Tuesday, October 6, 2015

Looking-Glass Reflections

This is Day 6 in the 31 Day Challenge. If you're joining for the first time, head over to my launch page to catch up on my background with grace. Glad you've joined!
"Sociologists have a theory of the looking-glass self: you become what the most important person in your life (wife. father, boss, etc) think you are." Philip Yancey from What's So Amazing About Grace?
https://www.flickr.com/photos/21446541@N00/122843766/
Credited to Florian Meimberg
 I've been sitting on this quote for two days, gnawing on the truth of it despite the bad taste it exudes. I wish desperately this weren't true for me. I want to declare plainly that I'm in the minority. People's opinions surely have no affect. But glumly, I stare in my own mirror and reflect on my decisions. I admit, I can see a very clear distinction of "important people" influencing my life.Who is influencing them now?
...

Today I visited a university I'm considering for a graduate degree in creative writing. I have often thought about returning to academia, but it has merely been a fleeting thought. Until recently. I took the plunge, contacted a local university and today I went. I LOVED the department.

Allow for a moment of gushing.

There was a whole floor dedicated to English, an entire building no less! In undergrad, the English department had one office that took up maybe half a floor. I loved my professors and am so thankful for their teaching, but a whole floor! There were, I think, 60 offices for professors of an English background. Squee!

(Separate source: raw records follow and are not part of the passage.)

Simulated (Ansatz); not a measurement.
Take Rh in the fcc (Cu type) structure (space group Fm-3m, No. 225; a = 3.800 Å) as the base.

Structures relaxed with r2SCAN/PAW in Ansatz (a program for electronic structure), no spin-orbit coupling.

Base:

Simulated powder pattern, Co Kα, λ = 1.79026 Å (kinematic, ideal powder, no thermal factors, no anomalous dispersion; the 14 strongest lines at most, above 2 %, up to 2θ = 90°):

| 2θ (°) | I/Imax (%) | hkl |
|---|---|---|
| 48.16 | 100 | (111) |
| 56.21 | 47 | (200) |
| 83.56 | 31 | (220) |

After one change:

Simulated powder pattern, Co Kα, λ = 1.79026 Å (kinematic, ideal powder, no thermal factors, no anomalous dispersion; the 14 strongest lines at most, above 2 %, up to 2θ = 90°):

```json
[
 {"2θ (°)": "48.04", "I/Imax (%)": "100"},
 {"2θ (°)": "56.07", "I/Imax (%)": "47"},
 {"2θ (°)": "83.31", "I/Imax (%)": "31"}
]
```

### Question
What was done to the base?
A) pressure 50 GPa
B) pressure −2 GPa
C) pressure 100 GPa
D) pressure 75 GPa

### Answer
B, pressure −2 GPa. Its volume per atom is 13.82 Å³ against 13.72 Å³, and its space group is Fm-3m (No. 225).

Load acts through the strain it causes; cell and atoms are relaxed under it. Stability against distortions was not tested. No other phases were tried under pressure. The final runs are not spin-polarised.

Talking to them about the project I have in mind, the degrees I'm considering (low residency MFA or full residency MA), I felt at home. My family and friends are very supportive of me pursuing this avenue, but when I sat and answered questions about a novel I want to write, I felt so much pride and excitement. Affirming. Yes, very affirming.

I walked away, though, with the problem of deciding which degree to apply for. Certainly, I could apply for both, but which one do I feel would be the best fit for me? And you know what I immediately started doing? Thinking about what others have told me about me. Yes, those influences, those most important people who are so much wiser about me than I am. I added their opinions to the scale. And I've only found myself more confused.

When it comes down to it, they will support whatever decision I make, but I have to make it. Push down the fear of failure, remember you are allowed mistakes and look in the mirror. Who does God say I am? At the core, His Beloved. Actually, bottom line. Beloved.


The grace and truth of my identity may not answer the question to which program to choose, but it stills the panic. I breathe a sigh of relief (for a moment) before continuing to research and reflect. But for that moment, I hold onto the truth and let it simmer.